Paul L. Caron
Dean




Wednesday, October 13, 2021

Taxing Interstate Remote Workers After New Hampshire v. Massachusetts: The Current Status Of The Debate

Edward A. Zelinsky (Cardozo), Taxing Interstate Remote Workers After New Hampshire v. Massachusetts: The Current Status of the Debate, 25 Fla. Tax Rev. __ (2022):

Florida Tax Review (2021)Under the dormant Commerce Clause, Massachusetts, New York and other states emulating them violate their constitutional duty to apportion when they tax the income nonresident telecommuters earn remotely working at their out-of-state homes. Also for Commerce Clause purposes, nonresident telecommuters lack substantial presence to their employer’s state when such nonresidents work at their out-of-state homes. New Hampshire thus argued correctly in New Hampshire v. Massachusetts that, for Due Process purposes, Massachusetts taxed extraterritorially and unconstitutionally when Massachusetts taxed income earned by nonresident telecommuters from their homes outside Massachusetts’ borders.

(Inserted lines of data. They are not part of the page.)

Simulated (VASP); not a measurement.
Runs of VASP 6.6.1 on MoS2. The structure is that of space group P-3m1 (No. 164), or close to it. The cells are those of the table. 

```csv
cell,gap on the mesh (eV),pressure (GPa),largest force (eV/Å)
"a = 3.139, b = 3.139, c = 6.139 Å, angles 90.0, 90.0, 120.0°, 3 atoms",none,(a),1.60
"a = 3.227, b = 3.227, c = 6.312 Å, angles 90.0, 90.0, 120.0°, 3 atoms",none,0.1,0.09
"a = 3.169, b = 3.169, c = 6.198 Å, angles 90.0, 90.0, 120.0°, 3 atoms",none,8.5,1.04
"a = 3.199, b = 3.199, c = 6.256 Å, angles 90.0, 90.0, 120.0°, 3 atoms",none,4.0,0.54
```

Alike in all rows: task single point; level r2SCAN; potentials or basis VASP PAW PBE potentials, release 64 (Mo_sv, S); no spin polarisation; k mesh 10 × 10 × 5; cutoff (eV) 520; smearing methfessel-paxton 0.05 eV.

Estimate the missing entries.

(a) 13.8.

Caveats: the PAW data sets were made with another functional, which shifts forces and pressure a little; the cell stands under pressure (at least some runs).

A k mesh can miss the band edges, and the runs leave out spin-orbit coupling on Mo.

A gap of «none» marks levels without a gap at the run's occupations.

This issue will now wind its way through the state courts and will hopefully reach the U.S. Supreme Court on the merits.When the Court does confront the constitutional substance of this debate, the Court’s Commerce Clause and Due Process precedents compel protection for nonresident telecommuters who earn income at home. On the days interstate remote workers work at their out-of-state homes, they should not be income taxed by the states in which their employers are located.